The hon. and learned Member for Kinross and West Perthshire (Mr. Fairbairn) never ceases to astonish me or, I suspect, his right hon. and hon. Friends. I would have thought that an hon. and learned Member of his vast experience and acute intelligence would know better than to believe stories which he reads in Conservative newspapers.
My right hon. Friend has carefully explained the way in which the negotiations have taken place about the massive cuts in public expenditure. Why did he say that there would be no need for another bite at the cherry? When he talks about loans as distinct from another cut in public expenditure per se has he forcefully explained to the IMF that another 100,000 on the dole would, at current prices, represent an extra £400 million on the public sector borrowing requirement? That is an enormous sum.
My hon. Friend made an interesting intervention which he will no doubt expand if he catches Mr. Speaker's eye later in the debate. His last point was relevant—the effect of unemployment on the PSBR. The Fund recognises that it will have a powerful effect. Its broad estimate is that undercapacity working and unemployment in the current year is responsible for between one-third and one-quarter of our whole public sector borrowing requirement. Moreover, any increase in the PSBR next year over what we expected in July—if it takes place—will be three-quarters due to the increase in unemployment which might follow the lower growth rates.
But, as I have said, it is very difficult indeed to predict how growth will affect unemployment at a time when unemployment is already high. As my hon. Friend knows, the National Institute has estimated that although growth will fall further next year than I believe it will, there will be no increase in unemployment at all. That is the reason why the National Institute estimate shows such a low PSBR.

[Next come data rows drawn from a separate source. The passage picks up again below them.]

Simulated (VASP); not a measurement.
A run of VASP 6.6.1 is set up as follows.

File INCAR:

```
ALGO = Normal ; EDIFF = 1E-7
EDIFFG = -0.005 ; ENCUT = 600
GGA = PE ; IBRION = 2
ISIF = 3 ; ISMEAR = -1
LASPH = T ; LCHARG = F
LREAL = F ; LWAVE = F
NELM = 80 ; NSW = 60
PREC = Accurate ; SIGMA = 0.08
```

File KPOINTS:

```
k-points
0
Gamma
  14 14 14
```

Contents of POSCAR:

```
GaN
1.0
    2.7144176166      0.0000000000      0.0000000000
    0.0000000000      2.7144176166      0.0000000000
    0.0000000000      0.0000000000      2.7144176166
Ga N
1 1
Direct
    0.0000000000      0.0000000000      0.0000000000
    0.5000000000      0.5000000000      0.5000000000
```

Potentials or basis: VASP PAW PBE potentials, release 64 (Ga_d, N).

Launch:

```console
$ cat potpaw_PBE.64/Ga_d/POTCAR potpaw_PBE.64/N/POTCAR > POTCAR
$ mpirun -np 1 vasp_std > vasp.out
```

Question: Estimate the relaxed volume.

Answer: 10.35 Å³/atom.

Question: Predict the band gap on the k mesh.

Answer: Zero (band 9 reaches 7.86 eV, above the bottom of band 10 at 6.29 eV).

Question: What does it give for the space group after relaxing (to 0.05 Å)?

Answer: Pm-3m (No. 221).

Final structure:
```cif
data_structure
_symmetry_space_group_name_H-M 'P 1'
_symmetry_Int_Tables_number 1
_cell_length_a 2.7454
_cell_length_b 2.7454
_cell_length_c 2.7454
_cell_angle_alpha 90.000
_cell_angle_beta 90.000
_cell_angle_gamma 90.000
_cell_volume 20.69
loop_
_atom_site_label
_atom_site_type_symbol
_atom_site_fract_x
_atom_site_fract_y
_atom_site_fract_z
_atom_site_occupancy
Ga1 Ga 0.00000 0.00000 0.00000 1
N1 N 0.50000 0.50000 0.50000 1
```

I now come to the issue about which hon. Members are so anxious. The ques[column 714]tion which remains is not one for the IMF. It is for the British Government alone to decide the size, nature and phasing of the adjustments required to bring our economy into balance in time. When we have taken our decision, the IMF will have to decide whether we have decided wisely. But the decision is so important, and the problems and uncertainties we face in taking it are so great, that I make no apology for taking the time required to get it right.
Other countries are finding exactly the same difficulties in deciding what adjustments should be made to meet the unprecedented uncertainties of the coming year. That is particularly true of the countries which I mentioned earlier to which the rest of the world must look if we are to ensure that the world recovery does not spend its force even before it is properly under way. I speak of the United States, Germany and Japan. We have, however, some special problems and I would like to mention some of them. [Interruption.] The wit on the Benches opposite almost baffles the imagination.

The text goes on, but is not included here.